Shares in European banks such as UniCredit have been on a tear

By CAITLIN MCCABE, PATRICIA KOWSMANN
Tue, May 7, 2024 4 min

After years in the doldrums, European banks have cleaned up their balance sheets, cut costs and started earning more on loans.

The result: Stock prices have surged and lenders are preparing to hand back some $130 billion to shareholders this year. Even dealmaking within the sector, long a taboo topic, is back, with BBVA of Spain resurrecting an approach for smaller rival Sabadell .

The resurgence is enriching a small group of hedge funds and others who started building contrarian bets on European lenders when they were out of favour. Beneficiaries include hedge-fund firms such as Basswood Capital Management and so-called value investors such as Pzena Investment Management and Smead Capital Management.

It is also bringing in new investors, enticed by still-depressed share prices and promising payouts.

“There’s still a lot of juice left to squeeze,” said Bennett Lindenbaum, co-founder of Basswood, a hedge-fund firm based in New York that focuses on the financial sector.

Basswood began accumulating positions around 2018. European banks were plagued by issues including political turmoil in Italy and money-laundering scandals . Meanwhile, negative interest rates had hammered profits.

Still, Basswood’s team figured valuations were cheap, lenders had shored up capital and interest rates wouldn’t stay negative forever. The firm set up a European office and scooped up stock in banks such as Deutsche Bank , UniCredit and BNP Paribas .
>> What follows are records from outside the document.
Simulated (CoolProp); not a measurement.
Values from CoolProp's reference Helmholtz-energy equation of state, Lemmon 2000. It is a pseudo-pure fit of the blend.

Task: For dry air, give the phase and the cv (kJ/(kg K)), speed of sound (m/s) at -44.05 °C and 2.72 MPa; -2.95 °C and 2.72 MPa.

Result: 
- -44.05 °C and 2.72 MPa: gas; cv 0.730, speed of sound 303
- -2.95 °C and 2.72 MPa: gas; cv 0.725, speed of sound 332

Fast forward to 2024, and European banking stocks are largely beating big U.S. banks this year. Shares in many, such as Germany’s largest lender Deutsche Bank , have hit multiyear highs .

A long-only version of Basswood’s European banks and financials strategy—which doesn’t bet on stocks falling—has returned approximately 18% on an annualised basis since it was launched in 2021, before fees and expenses, Lindenbaum said.

The industry’s turnaround reflects years spent cutting costs and jettisoning bad loans, plus tougher operating rules that lifted capital levels. That meant banks were primed to profit when benchmark interest rates turned positive in 2022.

On a key measure of profitability, return on equity, the continent’s 20 largest banks overtook U.S. counterparts last year for the first time in more than a decade, Deutsche Bank analysts say.

Reflecting their improved health, European banks could spend almost as much as 120 billion euros, or nearly $130 billion, on dividends and share buybacks this year, according to Bank of America analysts.

If bank mergers pick up, that could mean takeover offers at big premiums for investors in smaller lenders. European banks were so weak for so long, dealmaking stalled. Acquisitive larger banks like BBVA could reap the rewards of greater scale and cost efficiencies, assuming they don’t overpay.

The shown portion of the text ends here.